Rick Bohan
Vice President, Sustainability for the Portland Cement Association
The Roadmap to Carbon Neutrality, introduced by the Portland Cement Association, outlines a value chain approach to reach carbon neutrality across the built environment. The first two links in this value chain directly relate to operations at cement plants. Most Americans will never see clinker, the first step in the value chain, or cement, the main ingredient in the concrete we use to build our roads, structures and critical infrastructure.
Cement is a binder that, when mixed with water and aggregates, forms the durable and resilient material we know as concrete. Optimizing the ingredients in cement not only enhances the benefits of cement-based products, but also reduces the carbon intensity of cements. Cement producers are building on their proven legacy of lowering emissions to continue cutting greenhouse gases (GHG) while further increasing their energy efficiency.
Increasing supplementary cementitious materials
Cement includes clinker with finely ground limestone, inorganic processing additions, and precisely controlled amounts of sulfate. By optimizing what goes into cement, we can reduce emissions from material processing – for example, replacing some of the clinker with limestone or industrial byproducts like slag or fly ash, reduces the carbon intensity of cement while creating a product with the same strength, durability, and resiliency we’ve come to expect from concrete.
Currently, cements have a clinker to cement ratio of more than 90%. The remaining material, gypsum, limestone, and processing additions can be partially replaced with supplementary cementitious materials (SCMs). This directly reduces the CO2 from clinker production. SCMs include slag, fly ash and silica fume. In many cases, these are industrial byproducts that would otherwise be landfilled. Proper amounts of SCMs can improve durability and address the harmful chemical reactions caused by some aggregates.
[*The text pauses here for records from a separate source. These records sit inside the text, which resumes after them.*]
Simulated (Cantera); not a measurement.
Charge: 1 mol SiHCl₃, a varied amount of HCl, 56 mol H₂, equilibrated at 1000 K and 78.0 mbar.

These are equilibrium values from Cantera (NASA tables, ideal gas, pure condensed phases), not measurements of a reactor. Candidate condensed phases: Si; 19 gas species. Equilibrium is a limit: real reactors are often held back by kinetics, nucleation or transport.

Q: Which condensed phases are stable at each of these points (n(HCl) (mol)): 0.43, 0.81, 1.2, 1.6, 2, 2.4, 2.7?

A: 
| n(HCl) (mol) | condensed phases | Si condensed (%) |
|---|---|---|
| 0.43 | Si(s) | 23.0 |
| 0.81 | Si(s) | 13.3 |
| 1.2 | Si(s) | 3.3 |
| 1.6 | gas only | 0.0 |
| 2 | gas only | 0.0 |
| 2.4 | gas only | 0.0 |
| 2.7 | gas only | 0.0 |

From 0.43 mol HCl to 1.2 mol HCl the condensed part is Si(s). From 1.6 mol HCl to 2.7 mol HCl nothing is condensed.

Tomorrow’s cements are targeting lower clinker to cement ratios. Cements today include less than 5% of SCMs, but the industry is targeting increasing SCM amounts to 10% in 2030, 15% by 2040 and 20% by 2050.
Leveraging new cement blends
Portland cement specifications limit the amount of limestone that can be added in cement to just 5%, but portland-limestone cement (PLC) specifications allow for the addition of up to 15% limestone, fly ash or slag, which leads to a reduction in CO2 emissions.
There is a tremendous opportunity to increase the use of PLC, but in many cases, institutional inertia presents one of the greatest obstacles to widespread use. This Roadmap is an approach to accelerating the acceptance and adoption, not only of these proven materials, but also an approach to accelerating the adoption of the standards and specifications providing a pathway to their use.
Standards for the cement industry are the common language that producers, users and consumers speak to ensure consistency and uniformity. Different cement standards provide cement users a variety of options and choices. Ultimately harmonizing these unique standards will provide an even greater degree of flexibility.
For more than a century, educating producers, users, consumers, the government, academia, contractors, the construction industry, and the general public has been the hallmark of PCA; it is even more important today to educate stakeholders on all the options available with cement blends and their sustainable benefits.
Organizations such as ASTM International and the American Association of State Highway and Transportation Officials play a critical role in developing. Updating these standards is key to helping the cement and concrete industry achieve carbon neutrality.
Cement producers can create more efficient and sustainable clinker and cement, but collaboration to update regulations and increase awareness of these materials will be required before the market will embrace them.